A Better Tomorrow 2 not only inspired the dual gun action and looks of the Reservoir Dogs characters (although the look initially came from Le Samourai), but even the crazy dialogues which Tarantino is infamous for as seen & noted in the rice scene where Chow force-feeds an Italian New York-based mafioso to devour rice (the humourous black cop was a wonderful addition as well as Chow's comic touches - which is saying something as I was really just expecting it to be more of a serious scene with brief touches of darker than dark/black & bleak humour).
I think even the ending inspired Tarantino's for his directorial debut although the ending for Ringo Lam's City On Fire (the main inspiration for Reservoir Dogs) equally holds that honour as well!
This is just proof that Woo is capable of inspiring people through words besides actions.
Though speaking of actions, not only did Woo inspire himself for the sliding-down-a-staircase-with-dual guns for his action masterpiece Hard Boiled but even Keenen Ivory Wayans decided to follow suit for his film A Low Down Dirty Shame.
Considering the usage of irony in this film (which I mentioned in my review of the first film), it's ironic that Ng Man Tat gives a villainous performance which foreshadows his comic genius in his Stephen Chow outings (funnily enough, Stephen had appeared in Woo's Just Heroes).
The film is certainly not action lacked as there's 13 action sequences as opposed to the 5 in A Better Tomorrow.

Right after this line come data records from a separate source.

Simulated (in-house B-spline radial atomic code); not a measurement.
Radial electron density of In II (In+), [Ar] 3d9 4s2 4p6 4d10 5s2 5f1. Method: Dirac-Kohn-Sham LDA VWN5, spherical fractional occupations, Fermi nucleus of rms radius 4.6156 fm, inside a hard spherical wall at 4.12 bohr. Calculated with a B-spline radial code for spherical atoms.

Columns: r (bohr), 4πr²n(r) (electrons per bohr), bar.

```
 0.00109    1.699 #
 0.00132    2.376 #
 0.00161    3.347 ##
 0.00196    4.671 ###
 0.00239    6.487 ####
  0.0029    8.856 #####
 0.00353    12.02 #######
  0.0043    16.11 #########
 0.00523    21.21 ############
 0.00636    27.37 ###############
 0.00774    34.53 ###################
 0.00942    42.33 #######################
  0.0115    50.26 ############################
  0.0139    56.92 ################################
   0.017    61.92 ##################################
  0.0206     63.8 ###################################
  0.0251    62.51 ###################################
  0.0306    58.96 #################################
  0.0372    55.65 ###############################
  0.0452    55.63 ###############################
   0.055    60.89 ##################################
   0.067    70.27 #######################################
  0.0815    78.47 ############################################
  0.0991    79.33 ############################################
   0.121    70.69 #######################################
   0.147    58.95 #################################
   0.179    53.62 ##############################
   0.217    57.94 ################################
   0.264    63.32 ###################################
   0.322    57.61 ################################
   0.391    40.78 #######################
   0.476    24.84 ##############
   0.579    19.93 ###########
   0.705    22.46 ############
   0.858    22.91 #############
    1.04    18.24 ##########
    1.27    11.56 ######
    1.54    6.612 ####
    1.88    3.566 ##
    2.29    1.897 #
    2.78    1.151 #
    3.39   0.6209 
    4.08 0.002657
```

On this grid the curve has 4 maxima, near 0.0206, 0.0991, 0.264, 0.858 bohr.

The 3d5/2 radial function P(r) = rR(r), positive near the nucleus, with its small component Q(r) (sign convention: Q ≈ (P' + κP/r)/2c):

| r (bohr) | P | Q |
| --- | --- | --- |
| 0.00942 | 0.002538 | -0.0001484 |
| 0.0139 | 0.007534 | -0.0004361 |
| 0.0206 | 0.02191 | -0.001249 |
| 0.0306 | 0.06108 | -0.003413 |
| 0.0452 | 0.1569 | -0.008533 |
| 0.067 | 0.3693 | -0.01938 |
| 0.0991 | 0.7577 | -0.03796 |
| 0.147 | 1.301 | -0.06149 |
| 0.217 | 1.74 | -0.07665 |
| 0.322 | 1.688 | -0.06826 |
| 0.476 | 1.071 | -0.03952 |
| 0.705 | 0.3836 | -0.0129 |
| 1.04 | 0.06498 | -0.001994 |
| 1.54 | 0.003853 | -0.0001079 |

Fun, funny, frenetic, fast-paced, feverish, fervent, furious and utterly & ultimately fantastic......what more could you possibly want?!
Overall a great follow-up to a classic film!
get in there . one of the bloodiest most insane finales ever to grace the silver screen. this one tops even the mighty hard boiled in the body count department, a must for any action or woo fan.